Though we made the cut to provide coverage of the 2011 Bonnaroo Music And Arts Festival, our staff couldn’t make it due to still collecting themselves after South By Southwest and trying to prepare for a long, wet hot Canadian summer full of music. So we sent a “green” freelancer.. here’s what he came up with.
Bonnaroo has taught me a lot about searching for the cleanest washrooms. You never know what you’ll see when you open a port-a-potty door. Sometimes it’s feces all over the walls, or a woman eating a chicken drumstick, but you always have to be prepared for the worst. As one of the doors opened during my stay, a seven-foot tall man wearing a shirt that said “Skyhook” emerged. I couldn’t tell whether it was the beer I had before breakfast, or the heat that made me think I hallucinated, but the creators of Bonnaroo weren’t joking: the NBA great Kareem Abdul Jabbarr was here.
Seeing the athlete next to Stephen Stills, Nicole Atkins, producer Daniel Lanois and Jerry Greenfield (co-founder Ben & Jerry’s Ice Cream) at a press conference later on plainly stated: the Bonnaroo Music And Arts Festival has evolved since its inaugural year in 2002. The crowds are still the same (approx. 100,000 or so), the lineups are still heavy with headliners from across all genres and even the comedy lineup, cinema tent and hundreds of vendors have shown improvement (look out glow-stick sunglasses). The contagious blur of sweat, excitement and music as a whole is still the same.

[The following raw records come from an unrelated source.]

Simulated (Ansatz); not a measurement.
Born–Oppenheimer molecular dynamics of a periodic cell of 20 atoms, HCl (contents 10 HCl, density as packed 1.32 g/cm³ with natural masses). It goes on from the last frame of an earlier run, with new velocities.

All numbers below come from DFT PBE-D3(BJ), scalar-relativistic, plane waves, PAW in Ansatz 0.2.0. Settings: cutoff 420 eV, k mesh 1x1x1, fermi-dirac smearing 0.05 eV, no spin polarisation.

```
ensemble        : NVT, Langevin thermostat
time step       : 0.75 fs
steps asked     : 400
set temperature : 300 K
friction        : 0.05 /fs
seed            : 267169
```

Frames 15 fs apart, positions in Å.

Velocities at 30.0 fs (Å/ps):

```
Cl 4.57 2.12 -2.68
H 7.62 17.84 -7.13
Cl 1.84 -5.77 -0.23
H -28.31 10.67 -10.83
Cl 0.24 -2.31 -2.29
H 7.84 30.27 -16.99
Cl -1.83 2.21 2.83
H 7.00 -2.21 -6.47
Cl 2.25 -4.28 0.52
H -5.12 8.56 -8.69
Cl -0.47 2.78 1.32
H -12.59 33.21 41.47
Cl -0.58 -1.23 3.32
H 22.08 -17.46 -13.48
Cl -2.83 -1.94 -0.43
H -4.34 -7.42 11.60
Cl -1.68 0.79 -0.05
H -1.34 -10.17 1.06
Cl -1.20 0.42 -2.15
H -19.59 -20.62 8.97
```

And for the better. Thursday was a culture shock, coming to the realization there are no showers for four days, water stations are crowded and there are “special brownies” signs everywhere on Shakedown Street. The intro was short-lived until speakers were turned on and New Jersey folk/punk group River City Extension stepped on-stage at This Tent, delivering a rocking set for The Walkmen, Atmosphere and rapper J. Cole to take notice and follow suit.
Because fusion groups (Beats Antique) and DJs (Bassnectar) combine mixes and styles that usually welcome the night and the morning, sleeping can be quite difficult. Ignoring the heavy bass thumps and late-night party noise takes some getting used to; the scorching Tennessee sun that makes it impossible to stay asleep in your tent past 8 a.m. – not so much. Especially when waking up in a puddle of your own sweat.
As the weekend hits, the festivities pick up. There’s everything from early morning yoga classes, everlasting drum circles, water slides and community fountains to refresh the body and if you need it, there’s air conditioning in the cinema and comedy tents that attract a few marquee names (Donald Glover, Lewis Black, cast of Workaholics). Centeroo itself is like one long acid trip. The stages confuse you like an Abbot And Costello skit – with being named What, Which, This, That and The Other – are lit up by the glow of neon which is accented by more neon from ferris wheels and outlandish costumes.
When not taking a nap in the middle of the field or pretending to be a supermodel in the $7 Garnier Fructis shower, the music is the biggest experience. Friday showcased a plethora of genres with banjo virtuoso Bela Fleck, punk rockers NOFX, hip hop’s Big Boi, The Warren Haynes Band, Bassnectar and Lil Wayne who made history reuniting with producer Mannie Fresh. The energy was eclectic, with My Morning Jacket creating a sea of head-bangers, Arcade Fire setting their crowd ablaze with both old and new cuts, and even songwriter Ray LaMontagne tapping a few spines performing Neil Young’s “Down By The River” which led into Pink Floyd’s “Breathe”.
Hearing the familiar sound of a beer can opening kicked off Saturday, showing the day would be as epic as the last. Your early morning meal often turns out like something from Epic Meal Time when you need to combine leftovers of bacon, eggs, sausage and mac and Cheese. Luckily there is a variety of food served by vendors in both Centeroo and Shakedown. With a variety of barbecued food, pitas and gyro, teriyaki, pizza and free scoops of ice cream, you’re bound to find something to satisfy your craving. Knowing everyone was getting tired and in desperate need of a boost of energy must have in turn convinced acts like Chiddy Bang, Portugal. The Man, Mumford & Sons and a number of supergroups (Deervana, Superjam, Eugene Hutz Gypsy Punk Review) to impress and revive listeners with their performances.
The headliners on Saturday performed with so much energy, they fended off the thunderstorm looming above. The Black Keys‘ heavy blues rock romp opened for Eminem while a reunited group of Neil Young, Stephen Stills, and Richie Furay performed as Buffalo Springfield. None of them took drastic measures such as suspending a 50-foot T-Rex in the crowd and a man attached to balloons shooting fire into the sky (String Cheese Incident). Sample DJ Girl Talk came somewhat close letting loose hundreds of balloons onto his crowd at the end of his set which surprisingly was still popping at 4am.
To sum up this beast-of-a-festival in as few words possible is as tough as it is to see all the big-name bands on the lineup. It truly is a marathon that tests your passion of music and tolerance for roughing it, creating an authentic experience you will talk about and look forward to the second you leave the park.. that is until you come back again in about 360 days.